HC order shields lawyer’s identity from online fraud

Senior advocate Vikas Pahwa has spent decades building the kind of credibility that precedes a lawyer into court. In January 2026, that credibility became the target of anonymous fraudsters — and the Delhi High Court’s response turned Pahwa into a first mover in an emerging corner of Indian law: the recognition of personality and publicity rights for legal professionals, not just celebrities.

The case that brought him into the spotlight arose from a growing impersonation scam. On January 20, 2026, Justice Jyoti Singh of the Delhi High Court passed an ex parte ad interim injunction in Vikas Pahwa v. Ashok Kumar (John Doe) & Ors (CS(COMM) 38/2026), restraining unknown persons from using Pahwa’s name, image, identity or contact details to deceive the public.

The court recorded a prima facie finding that unidentified defendants were impersonating him to lure people into fraudulent financial investments.

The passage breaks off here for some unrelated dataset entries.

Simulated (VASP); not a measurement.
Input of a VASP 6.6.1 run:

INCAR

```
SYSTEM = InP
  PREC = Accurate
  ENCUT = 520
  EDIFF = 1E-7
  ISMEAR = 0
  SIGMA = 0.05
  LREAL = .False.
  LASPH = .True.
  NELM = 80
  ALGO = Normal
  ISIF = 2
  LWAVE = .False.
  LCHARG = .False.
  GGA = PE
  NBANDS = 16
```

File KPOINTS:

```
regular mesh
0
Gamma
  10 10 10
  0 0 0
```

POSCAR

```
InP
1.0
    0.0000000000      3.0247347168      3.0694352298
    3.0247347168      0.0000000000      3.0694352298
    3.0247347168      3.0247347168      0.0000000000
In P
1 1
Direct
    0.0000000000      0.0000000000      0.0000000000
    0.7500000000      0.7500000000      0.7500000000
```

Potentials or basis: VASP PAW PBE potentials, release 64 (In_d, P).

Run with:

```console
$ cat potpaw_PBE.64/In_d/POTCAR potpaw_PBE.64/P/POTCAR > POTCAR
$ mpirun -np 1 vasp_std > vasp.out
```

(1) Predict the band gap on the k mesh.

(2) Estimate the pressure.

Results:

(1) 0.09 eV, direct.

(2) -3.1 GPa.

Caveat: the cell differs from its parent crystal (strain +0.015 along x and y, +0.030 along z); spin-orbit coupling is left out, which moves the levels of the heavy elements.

According to the order, the impersonator posed as a stock broker and operated a WhatsApp group titled “Technical Discussion Group for the Stock Market B12”, soliciting investments while borrowing the authority conferred by Pahwa’s reputation and recognisable public profile.

The alleged scam ecosystem extended across multiple websites and messaging platforms, prompting the court to intervene swiftly.

The injunction restrained the John Doe defendants from exploiting Pahwa’s persona on any digital platform, including social media.

It also directed the takedown or blocking of specific webpages carrying his photographs across several sites, and ordered domain registrars and hosting providers to disclose registration and identity details of the operators. Those operators were further directed to reveal information relating to the primary impersonator.

News reports described the order as unusual for a lawyer, marking one of the rare instances where a court acted to protect a legal professional’s identity against digital impersonation tied to alleged fraud.

Speaking after the ruling, Pahwa framed the issue as extending beyond personal reputation. A lawyer’s “brand”, he said, is built not through endorsements or celebrity culture but through integrity, courtroom conduct and public trust — and impersonation corrodes confidence in the justice system itself.

He also criticised the limitations of the standard notice-and-takedown model, arguing that it is too slow to deal with repeat offenders. Where identity misuse is linked to fraud, he said, speed is not a convenience but a form of harm reduction, making a case for “stay-down” obligations once content is judicially identified as unlawful.

The court order provides a concise professional portrait. Pahwa is recorded as a Senior Advocate with over 32 years of practice, designated as such in 2011, with a core focus on money laundering, anti-corruption matters, economic offences and white-collar crime.

The order also notes his work in extradition cases, treaty obligations and cross-border financial crimes, as well as his appearances in landmark matters involving multiple jurisdictions.

Importantly, the court took note of his public visibility — including professional presence across platforms — to support the argument that his name and image had acquired an independent proprietary character vulnerable to misuse.

Older legal profiles describe him as a third-generation criminal lawyer practising before the Supreme Court and the Delhi High Court, with a pop-culture footnote: an appearance as a lawyer in the 2006 film Khosla Ka Ghosla.

Beyond one individual, the order carries wider implications. While Indian courts have increasingly recognised personality rights for actors and public figures in the age of AI-driven impersonation, Pahwa’s case shifts the focus to professional identity.

Where misuse creates both consumer harm through fraud and systemic harm by eroding trust in institutions, the threshold for judicial protection may be lower.

The lesson is distinctly modern. Authority built slowly, in court, can now be copied and redeployed at internet speed.

The Delhi High Court’s order recognises that in such a landscape, the law must protect not only reputation, but the public from legitimacy that has been forged.